In mid-December 1941 Plunger began her first war patrol, operating off the Japanese home islands. She sank one cargo ship there and another two during her second combat cruise, which started with supporting participation in the Battle of Midway in early June 1942 and then took her to the waters off China. The submarine's next two patrols, in October-December, were made in the Solomon Islands, where she helped interdict Japanese forces during the ongoing fight for Guadalanal. Patrol numbers five and six, into the central Pacific, cost the enemy three more ships, one in March and two in May 1943. During June-September Plunger made two penetrations of the Sea of Japan, sinking four merchantmen in an area that offered both good hunting and great risks for U.S. submarines.

Plunger operated in the Marshall Islands in November 1943, providing aircraft lifeguard services as Pacific Fleet carriers struck there in support of the Gilbert Islands invasion. She rescued one downed pilot, but suffered six men wounded when she was strafed by a Japanese plane. Returning to Japanese home waters for her tenth war patrol, Plunger sank two ships, then got another when she joined the much-newer submarine Snook (SS-279) in attacking a convoy bound from Japan to the Marianas. She operated in the Bonins in May and June 1944, providing cover for the invasion of the Marianas further to the south, and made a final patrol, her twelfth, into the central Pacific during the summer.

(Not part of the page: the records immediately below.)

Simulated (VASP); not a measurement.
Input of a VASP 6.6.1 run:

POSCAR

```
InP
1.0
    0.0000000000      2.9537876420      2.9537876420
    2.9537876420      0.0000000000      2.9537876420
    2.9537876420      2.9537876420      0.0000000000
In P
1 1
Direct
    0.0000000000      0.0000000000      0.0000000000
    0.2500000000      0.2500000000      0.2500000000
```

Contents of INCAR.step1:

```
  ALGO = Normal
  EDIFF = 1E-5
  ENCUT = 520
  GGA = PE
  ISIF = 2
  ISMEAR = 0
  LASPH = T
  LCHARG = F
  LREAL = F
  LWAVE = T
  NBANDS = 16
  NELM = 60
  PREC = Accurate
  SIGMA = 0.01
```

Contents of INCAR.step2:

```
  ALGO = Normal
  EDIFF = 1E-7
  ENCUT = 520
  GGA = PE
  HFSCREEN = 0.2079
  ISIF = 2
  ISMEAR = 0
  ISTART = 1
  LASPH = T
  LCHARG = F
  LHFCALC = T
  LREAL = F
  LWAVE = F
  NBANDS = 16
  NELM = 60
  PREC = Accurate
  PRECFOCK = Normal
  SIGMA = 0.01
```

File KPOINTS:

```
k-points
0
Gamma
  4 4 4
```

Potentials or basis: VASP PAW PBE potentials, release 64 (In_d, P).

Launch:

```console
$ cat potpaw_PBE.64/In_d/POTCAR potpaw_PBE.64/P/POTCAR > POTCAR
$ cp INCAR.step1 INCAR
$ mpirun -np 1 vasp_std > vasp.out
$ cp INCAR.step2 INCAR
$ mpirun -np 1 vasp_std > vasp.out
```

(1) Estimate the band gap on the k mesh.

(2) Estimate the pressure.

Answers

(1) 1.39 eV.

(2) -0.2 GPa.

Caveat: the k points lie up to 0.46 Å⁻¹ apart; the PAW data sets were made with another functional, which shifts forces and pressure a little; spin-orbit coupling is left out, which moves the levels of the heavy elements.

Following an overhaul, in February 1945 the now-aging Plunger was sent to New London, Connecticut, for training duty. She was decommissioned in mid-November, three months after the Japanese decided to surrender. However, she continued to provide important service for another decade as a non-operational Naval Reserve training submarine at Brooklyn, New York, and Jacksonville, Florida. USS Plunger was stricken from the Naval Vessel Register in July 1956 and sold for scrapping in April 1957.